Girl With Diamond Vision Unearths 3.85-Carat Diamond in Park

Fourteen-year old Tana Clymer of Oklahoma City found a 3.85-carat diamond at a park in Arkansas using her diamond vision. No, it was not part of someone’s lost engagement ring. Arkansas’ Crater of Diamonds State Park is the only public diamond-producing site in the United States, and “discoveries” like Tana’s are not unheard of.

Assistant park superintendent Bill Henderson revealed that a yellow diamond of similar quality was also found at the state park back in March 2006. An Oklahoma State Trooper named Marvin Culver discovered the 4.21-carat canary diamond in the same place and named it “the Okie Dokie Diamond”. Another diamond weighing 5.16 carat was unearthed by a 12-year old North Carolina boy just last July. In fact, Tana’s teardrop-shaped, jellybean-sized prize is the 396th loose diamond found so far at the park this year.

Experts speculate that the amount of heavy rainfall in the past months could have contributed to the unearthing of hundreds of diamonds, making it easier for park visitors to discover them. Tana Clymer was on the search field with her family for about two hours when she saw the yellow diamond sitting near the surface. She initially thought it was a piece of candy wrapping.

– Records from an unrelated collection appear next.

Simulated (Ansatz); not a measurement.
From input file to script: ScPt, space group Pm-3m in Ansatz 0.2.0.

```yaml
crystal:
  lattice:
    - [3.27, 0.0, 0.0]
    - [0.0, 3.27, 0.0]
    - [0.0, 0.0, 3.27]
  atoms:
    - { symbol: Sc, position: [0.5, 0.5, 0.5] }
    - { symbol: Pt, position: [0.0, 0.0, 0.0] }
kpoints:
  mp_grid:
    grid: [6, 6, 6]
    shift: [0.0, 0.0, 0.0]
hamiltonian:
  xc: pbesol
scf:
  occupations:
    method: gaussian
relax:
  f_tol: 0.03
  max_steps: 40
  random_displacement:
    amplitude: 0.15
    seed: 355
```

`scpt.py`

The teenager named her discovery “God’s Jewel” and plans to either make it part of a ring, or have its value assessed to contribute to her college fund.

Diamonds are not the only stones being found by lucky visitors of the Crater of Diamonds State Park. Amethysts, garnets, jades, peridots, and other gemstones are also recorded discoveries. There have been over 75,000 diamonds unearthed at the park since 1906. The biggest one was found in 1924 and weighted 40.23 carats.